The valuation of Ahold’s derivative instruments is adjusted for the credit risk of the counterparty, called Credit Valuation Adjustment (“CVA”), and adjusted for Ahold’s own credit risk, called Debit Valuation Adjustment (“DVA”). The CVA / DVA calculations have been added to the fair value of Ahold’s interest and cross-currency swaps. The valuation technique for the CVA / DVA calculation is based on relevant observable market inputs.

The carrying amount of receivables, cash and cash equivalents, accounts payable, short-term deposits and similar instruments, and other current financial assets and liabilities approximate their fair values because of the short-term nature of these instruments and, for receivables, because of the fact that any recoverability loss is reflected in an impairment loss. The fair values of quoted borrowings are based on ask-market quoted prices at the end of the reporting period. The fair value of other non-derivative financial assets and liabilities that are not traded in an active market are estimated using discounted cash flow analyses based on prevailing market rates. The fair value of the cumulative preferred financing shares is measured as the present value of expected future cash flows. Such cash flows include the dividend payments and the payments of the nominal value plus paid in capital. Expected future cash flows are discounted by using the yield curves derived from quoted interest rates and Credit Default Swap rates that match the maturity of the contracts. The conditions for redemption and conversion of the cumulative preferred financing shares are disclosed in Note 22 of Ahold’s Annual Report 2015. The accrued interest is included in other current financial liabilities and not in the carrying amounts of non-derivative financial assets and liabilities.

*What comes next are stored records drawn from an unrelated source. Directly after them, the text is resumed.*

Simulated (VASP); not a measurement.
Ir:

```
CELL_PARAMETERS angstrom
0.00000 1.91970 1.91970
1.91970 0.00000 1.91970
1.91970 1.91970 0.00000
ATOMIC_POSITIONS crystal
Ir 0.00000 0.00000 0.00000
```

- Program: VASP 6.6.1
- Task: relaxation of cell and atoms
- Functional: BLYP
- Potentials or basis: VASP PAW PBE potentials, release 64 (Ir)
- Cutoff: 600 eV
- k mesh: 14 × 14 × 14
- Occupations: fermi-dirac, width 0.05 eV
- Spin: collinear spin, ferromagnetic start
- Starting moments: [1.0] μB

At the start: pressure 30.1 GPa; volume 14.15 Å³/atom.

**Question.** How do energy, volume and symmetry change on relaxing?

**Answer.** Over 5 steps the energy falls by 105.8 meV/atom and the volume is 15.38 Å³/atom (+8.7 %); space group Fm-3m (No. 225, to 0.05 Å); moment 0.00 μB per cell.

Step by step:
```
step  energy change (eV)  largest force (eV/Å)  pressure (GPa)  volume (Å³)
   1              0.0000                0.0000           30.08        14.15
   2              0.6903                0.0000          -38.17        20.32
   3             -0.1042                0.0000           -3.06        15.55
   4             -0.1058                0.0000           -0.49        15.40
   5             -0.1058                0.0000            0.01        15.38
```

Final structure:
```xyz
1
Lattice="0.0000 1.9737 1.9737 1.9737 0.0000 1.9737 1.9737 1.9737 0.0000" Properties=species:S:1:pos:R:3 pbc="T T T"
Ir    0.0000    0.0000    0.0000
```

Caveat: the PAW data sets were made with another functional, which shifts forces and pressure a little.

11. Commitments and contingencies

A comprehensive overview of commitments and contingencies as of December 28, 2014, was included in Note 34 of Ahold’s 2014 consolidated financial statements, which were published as part of Ahold’s Annual Report 2014 on February 26, 2015. There were no significant changes to this overview through Q4 2015.

12. Merger with Delhaize

On June 24, 2015, Ahold and Delhaize announced their intention to combine their businesses through a merger of equals. Pursuant to the merger proposal, Delhaize shareholders are to receive 4.75 Ahold ordinary shares for each issued and outstanding Delhaize ordinary share. The transaction is expected to be completed in mid-2016, following regulatory clearances, associate consultation procedures and shareholder approval.

In connection with the proposed merger with Delhaize, it is proposed to return in aggregate approximately 1.0 billion to the holders of ordinary shares by executing a capital repayment and reverse stock split prior to completion of the proposed merger. The capital repayment and reverse stock split are subject to (i) approval by the Extraordinary General Meeting of Shareholders of Ahold on March 14, 2016, and the holder of the Ahold cumulative preferred financing shares, (ii) the customary filings with the Trade Register and the two-month creditor objection period as described in Section 2:100 of the Dutch Civil Code in connection with this capital repayment, and (iii) after the end of the two-month creditor objection period, the proposed merger with Delhaize being likely to be effected.

Based on the estimated number of shares in the capital of Ahold and the capital of Delhaize that will be outstanding immediately prior to the consummation of the merger, Ahold estimates that, upon the consummation of the merger and the capital return of approximately 1.0 billion to Ahold shareholders through a capital return and a reverse stock split, current Ahold shareholders will, directly or indirectly, hold approximately 61% and former Delhaize shareholders will, directly or indirectly, hold approximately 39% of the outstanding ordinary shares in the capital of the combined company.

On February 1, 2016, Ahold announced that it has called an Extraordinary General Meeting of Shareholders (EGM) for March 14, 2016, at which its shareholders will consider and vote on, among other proposals, the proposal to approve the capital repayment and reverse stock split and the intended merger.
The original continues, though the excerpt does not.